NYC Parking Tickets cudf.pandas Example#

If you have data in a Snowflake table, you can accelerate your ETL workflow with cuDF.pandas. With cudf.pandas you can accelerate the pandas ecosystem, with zero code changes. Just load cudf.pandas and you will have the benefits of GPU acceleration, with automatic CPU fallback if needed.

For this example, we have a Snowflake table with the Parking Violations Issued - Fiscal Year 2022 dataset from NYC Open Data.

Get data into a Snowflake table#

To follow along, you will need to have the NYC Parking Violations data into your snowflake account, and make sure that this data is accessible from the RAPIDS notebook Snowpark Service Container that you deployed following the Run RAPIDS on Snowflake guide.

In a Snowflake SQL sheet and with ACCOUNTADMIN role

-- Create a database where the table would live --

CREATE DATABASE CUDF_SNOWFLAKE_EXAMPLE;

USE DATABASE DATABASE CUDF_SNOWFLAKE_EXAMPLE; 

CREATE OR REPLACE FILE FORMAT my_parquet_format
TYPE = 'PARQUET';

CREATE OR REPLACE STAGE my_s3_stage
URL = 's3://rapidsai-data/datasets/nyc_parking/'
FILE_FORMAT = my_parquet_format;

-- Infer schema from parquet file to use when creating table later --
SELECT COLUMN_NAME, TYPE
FROM TABLE(
    INFER_SCHEMA(
        LOCATION => '@my_s3_stage',
        FILE_FORMAT => 'my_parquet_format',
        FILES => ('nyc_parking_violations_2022.parquet')
    )
);

-- Create table using the inferred schema in the previous step --
CREATE OR REPLACE TABLE NYC_PARKING_VIOLATIONS
  USING TEMPLATE (
    SELECT ARRAY_AGG(OBJECT_CONSTRUCT(*))
      FROM TABLE(
        INFER_SCHEMA(
        LOCATION => '@my_s3_stage',
        FILE_FORMAT => 'my_parquet_format',
        FILES => ('nyc_parking_violations_2022.parquet')
        )
      ));

-- Get data from the stage into the table --      
COPY INTO NYC_PARKING_VIOLATIONS
FROM @my_s3_stage
FILES = ('nyc_parking_violations_2022.parquet')
FILE_FORMAT = (TYPE = 'PARQUET')
MATCH_BY_COLUMN_NAME = CASE_INSENSITIVE;

Ensure access from container#

During the process of deploying RAPIDS in Snowflake, you created a CONTAINER_USER_ROLE and we need to make sure this role has access to the database, schema and table where the data is, to be able to query from it.

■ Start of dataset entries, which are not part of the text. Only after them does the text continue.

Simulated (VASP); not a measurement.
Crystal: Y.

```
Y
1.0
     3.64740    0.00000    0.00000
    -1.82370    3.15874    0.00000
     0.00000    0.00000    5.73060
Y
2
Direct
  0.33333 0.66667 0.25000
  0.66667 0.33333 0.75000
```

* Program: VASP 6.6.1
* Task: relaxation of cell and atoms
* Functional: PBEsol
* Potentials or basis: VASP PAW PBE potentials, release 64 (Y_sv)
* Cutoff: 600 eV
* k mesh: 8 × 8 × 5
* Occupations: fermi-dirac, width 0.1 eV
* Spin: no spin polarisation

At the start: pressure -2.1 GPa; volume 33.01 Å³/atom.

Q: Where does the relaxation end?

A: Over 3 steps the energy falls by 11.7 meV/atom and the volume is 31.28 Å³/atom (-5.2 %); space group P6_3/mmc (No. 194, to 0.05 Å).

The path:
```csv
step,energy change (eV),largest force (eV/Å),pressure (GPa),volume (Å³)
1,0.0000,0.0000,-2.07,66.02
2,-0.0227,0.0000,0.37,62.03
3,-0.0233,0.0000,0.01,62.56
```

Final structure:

-- Ensure the role has USAGE permissions on the database and schema
GRANT USAGE ON DATABASE CUDF_SNOWFLAKE_EXAMPLE TO ROLE CONTAINER_USER_ROLE;
GRANT USAGE ON SCHEMA CUDF_SNOWFLAKE_EXAMPLE.PUBLIC TO ROLE CONTAINER_USER_ROLE; 

-- Ensure the role has SELECT permission on the table
GRANT SELECT ON TABLE CUDF_SNOWFLAKE_EXAMPLE.PUBLIC.NYC_PARKING_VIOLATIONS TO ROLE CONTAINER_USER_ROLE;

Read data and play around.#

Now that you have the data in a Snowflake table, and the RAPIDS Snowpark container up and running, create a new notebook in the workspace directory (anything that is added to this directory will persist), and follow the instructions below.

Load cudf.pandas#

In the first cell of your notebook, load the cudf.pandas extension

%load_ext cudf.pandas

Connect to Snowflake and create a Snowpark session#

import os
from pathlib import Path

from snowflake.snowpark import Session

connection_parameters = {
    "account": os.getenv("SNOWFLAKE_ACCOUNT"),
    "host": os.getenv("SNOWFLAKE_HOST"),
    "token": Path("/snowflake/session/token").read_text(),
    "authenticator": "oauth",
    "database": "CUDF_SNOWFLAKE_EXAMPLE",  # the created database
    "schema": "PUBLIC",
    "warehouse": "CONTAINER_HOL_WH",
}

session = Session.builder.configs(connection_parameters).create()

# Check the session
print(
    f"Current session info: Warehouse: {session.get_current_warehouse()}  "
    f"Database: {session.get_current_database()}    "
    f"Schema: {session.get_current_schema()}  "
    f"Role: {session.get_current_role()}"
)
# Get some interesting columns from the table
table = session.table("NYC_PARKING_VIOLATIONS").select(
    "Registration State",
    "Violation Description",
    "Vehicle Body Type",
    "Issue Date",
    "Summons Number",
)
table

Notice that up to this point, we have a snowpark dataframe. To get a pandas dataframe we use .to_pandas()

Warning

At the moment, there is a known issue that is preventing us to accelerate the following step with cudf, and we hope to solve this issue soon. In the meantime we need to do a workaround to get the data into a pandas dataframe that cudf.pandas can understand.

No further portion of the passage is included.